Monitoring ZFS on Unraid (2023)


Recommended Posts

Back in the day, I wrote a post about monitoring and gathering some of the most relevant stats from ZFS; however, my stack has changed quite a bit since then, so this is a more updated and refined version of how to monitor ZFS monitoring on Unraid

Tech Stack

  • Unraid 6.9+
    • Prometheus Node Exporter - Plugin
    • User Scripts - Plugin
  • VictoriaMetrics (Docker Compose provided)
  • Grafana

VictoriaMetrics?

VictoriaMetrics inclusion is not a common choice; what about InfluxDB and Prometheus? Well, it is pretty simple; InfluxDB has been going nowhere for quite some time, up to the point that they rewrote the entire thing for InfluxDB 3.0 (OSS not released yet), not exactly inspiring confidence for a long-term time series DB. And for Prometheus, it is pretty straightforward; Prometheus is not designed for long-term storage as there is no sharding or replication built-in, but we can always look for Prometheus-compatible alternatives; in this case, my choice was VictoriaMetrics (VM), only because is easy to deploy, maintain and offers compatibility with Prometheus queries, remote write, InfluxDB's Line Protocol, and a ton of other things (Check here for details).

Installation

We must install the Prometheus Node Exporter and User scripts plugin; both plugins work directly on Unraid (not docker) and require no further plugin configuration. This is a very simple step; just go to the Apps tab and look for the plugins:

 

image.png.c3226b53957e51f30c52f116e941f1a2.png

 

Deploying Grafana is beyond this post, but there is not a short amount of tutorials on how to deploy the app; keep in mind we are only interested in Grafana, not other components (Prometheus, InfluxDB, Telegraf, etc.).

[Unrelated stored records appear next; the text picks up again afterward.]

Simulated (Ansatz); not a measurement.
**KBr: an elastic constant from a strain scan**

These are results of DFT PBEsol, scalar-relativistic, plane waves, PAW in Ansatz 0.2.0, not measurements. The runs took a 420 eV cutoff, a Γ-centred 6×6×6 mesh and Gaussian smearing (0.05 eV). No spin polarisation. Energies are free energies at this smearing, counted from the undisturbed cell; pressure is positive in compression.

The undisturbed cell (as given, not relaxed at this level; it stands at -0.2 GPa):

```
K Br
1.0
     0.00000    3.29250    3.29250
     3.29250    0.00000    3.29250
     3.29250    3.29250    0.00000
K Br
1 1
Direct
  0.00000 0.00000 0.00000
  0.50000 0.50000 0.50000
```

For VictoriaMetrics, use the following Docker Compose for deploying VM as a single instance with everything packed up listening in Unraid_IP:8428:

 

services:
  victoriametrics:
    container_name: victoriametrics
    image: victoriametrics/victoria-metrics:latest
    volumes:
      - /mnt/user/appdata/victoriametrics:/victoria-metrics-data
    command:
      - "--retentionPeriod=6" # In Months
      - "--selfScrapeInterval=30s" # Self monitoring
      - "--loggerTimezone=America/Bogota" 
      - "--maxLabelsPerTimeseries=60" # Increase for complex queries
      - "--promscrape.config=/victoria-metrics-data/prometheus.yml" 
    restart: unless-stopped
    ports:
      - 8428:8428

Configuration

Once everything is installed, we need to configure a few tasks for the scraping to be successful; let's start with the VM promscape configuration file:

global:
  scrape_interval:     30s # By default, scrape targets every 30 seconds

  # Attach these labels to any time series or alerts when communicating with
  # external systems (federation, remote storage, Alertmanager).
  external_labels:
    monitor: 'vmetrics'

scrape_configs:
# Here we configure unraid scraping, this give us multiple stats not just ZFS
  - job_name: 'Unraid'
    scheme: http
    static_configs:
      - targets: ['192.168.1.100:9100']

 

This should get us a good amount of information, not only from ZFS but the entire system; our next step is to export ZFS-specific information, this can be achieved using multiple tools; one example could be Prometheus ZFS exporter, Prometheus exporter for ZFS stats and many others, the downside is that those exporters put some load on the system, mainly because the parsing task associated with them; that was the main reason for me to choose another option zpool_influxdb.8 — OpenZFS documentation; this has the benefit of being already present on ZFS, so you don't have to install anything else, just use the following user script "zpool_influxdb redirector":

#!/bin/bash
/usr/libexec/zfs/zpool_influxdb | curl -X POST 'https://<URAID_IP>:8428/write?extra_label=job=Unraid' --data-binary @-

 

The script should run every minute; even if data comes in Influx's Line Protocol format, VM can parse it without too much trouble and inject it to the DB; we add another label, "job=Unraid" just in case we need to identify the source, host (Multiple Unraid servers anyone?).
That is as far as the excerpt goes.